Monday, 21 September 2015

King on Sloane

Over at the New York Review of Books, Stephen King extols the achievement of the little-known American author William M. Sloane. Many years ago the ghost story writer David G. Rowlands told me about Sloane's novel To Walk the Night, and I sought it out. Believe me, it's worth finding, as is Sloane's second horror novel The Edge of Running Water.

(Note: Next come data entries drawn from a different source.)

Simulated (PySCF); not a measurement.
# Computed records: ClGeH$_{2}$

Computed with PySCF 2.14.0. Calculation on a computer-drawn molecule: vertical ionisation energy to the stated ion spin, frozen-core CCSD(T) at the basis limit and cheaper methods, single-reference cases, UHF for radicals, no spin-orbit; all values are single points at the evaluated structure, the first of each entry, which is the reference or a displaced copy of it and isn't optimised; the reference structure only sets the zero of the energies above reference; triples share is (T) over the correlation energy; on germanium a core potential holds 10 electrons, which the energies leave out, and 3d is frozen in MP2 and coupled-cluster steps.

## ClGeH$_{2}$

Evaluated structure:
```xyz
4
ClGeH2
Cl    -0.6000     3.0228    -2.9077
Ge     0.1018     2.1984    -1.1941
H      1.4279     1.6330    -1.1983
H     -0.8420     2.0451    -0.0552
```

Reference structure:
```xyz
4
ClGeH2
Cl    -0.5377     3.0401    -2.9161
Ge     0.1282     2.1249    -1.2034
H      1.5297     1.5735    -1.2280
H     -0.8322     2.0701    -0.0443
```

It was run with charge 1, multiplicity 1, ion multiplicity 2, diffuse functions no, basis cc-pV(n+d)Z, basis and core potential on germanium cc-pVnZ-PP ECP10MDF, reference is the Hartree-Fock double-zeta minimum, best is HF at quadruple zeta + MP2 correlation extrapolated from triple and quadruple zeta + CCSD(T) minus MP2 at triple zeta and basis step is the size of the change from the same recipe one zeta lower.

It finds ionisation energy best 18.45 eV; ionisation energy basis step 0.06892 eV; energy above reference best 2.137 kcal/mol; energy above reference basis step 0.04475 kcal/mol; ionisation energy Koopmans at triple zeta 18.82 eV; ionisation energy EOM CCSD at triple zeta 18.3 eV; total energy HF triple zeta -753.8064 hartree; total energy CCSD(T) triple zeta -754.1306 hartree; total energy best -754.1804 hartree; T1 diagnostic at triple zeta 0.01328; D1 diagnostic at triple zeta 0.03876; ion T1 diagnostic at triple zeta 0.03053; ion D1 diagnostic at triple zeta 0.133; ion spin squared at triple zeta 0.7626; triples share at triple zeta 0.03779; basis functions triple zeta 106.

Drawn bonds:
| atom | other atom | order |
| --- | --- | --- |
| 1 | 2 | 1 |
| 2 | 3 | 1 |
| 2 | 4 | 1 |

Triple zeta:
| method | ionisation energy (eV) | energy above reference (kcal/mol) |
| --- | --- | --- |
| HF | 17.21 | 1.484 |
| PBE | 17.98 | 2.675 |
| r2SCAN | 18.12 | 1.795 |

I say horror, but as King observes, Sloane was a genre-spanning author. My copy of To Walk the Night blurbs it as 'A terrifying novel of death and the supernatural', but contains a discussion of Einsteinian space-time. And I recall Brian Stableford listing Sloane's horror novels as 'scientific romances', putting them in a tradition that began with H.G. Wells. This is quite reasonable - both stories deal with scientific concerns, but also go over the line into unconventional theorising. They are also notably devoid of 'pulpy' elements in style or content, instead offering careful, understated characterisation and watertight plotting. Writing in the late Thirties, was a man of his time in a good way. He took contemporary and gave them a timeless fictional power.
It’s interesting to note that in 1937 he met Carl Jung and was amazed to discover that the great psychotherapist had read To Walk the Night (in its earlier form, as a play), and felt that the book’s central conceit, of a “traveling mind,” fit perfectly with his, Jung’s, idea of the anima as a free-floating and quasi-supernatural archetype of the unconscious mind. At that same memorable luncheon, Sloane met another idol whose ideas are reflected in his novels: J.B. Rhine, inventor of the famous Rhine ESP cards and pioneer (at Duke University) in the study of extrasensory perception.
One point where I disagree with King is that To Walk the Night is not as good as The Edge of Running Water. I'd say they are both excellent, but that the earlier book is better at evoking the strange, the unearthy, and the unknowable. (It was one of Robert Bloch's favourite horror novels.)



I was going to try and summarise the plots of these excellent novels, but now I think that would be wrong. I'd rather give people the chance to discover them, as I did. Suffice to agree with King that it's a pity Sloane didn't write more, as 'he might have become a master of the genre, or created an entirely new one'.

William Sloane, looking authorial

1 comment:

Aonghus Fallon said...

Read 'To Walk the Night' over the week-end, funnily enough. Very enjoyable.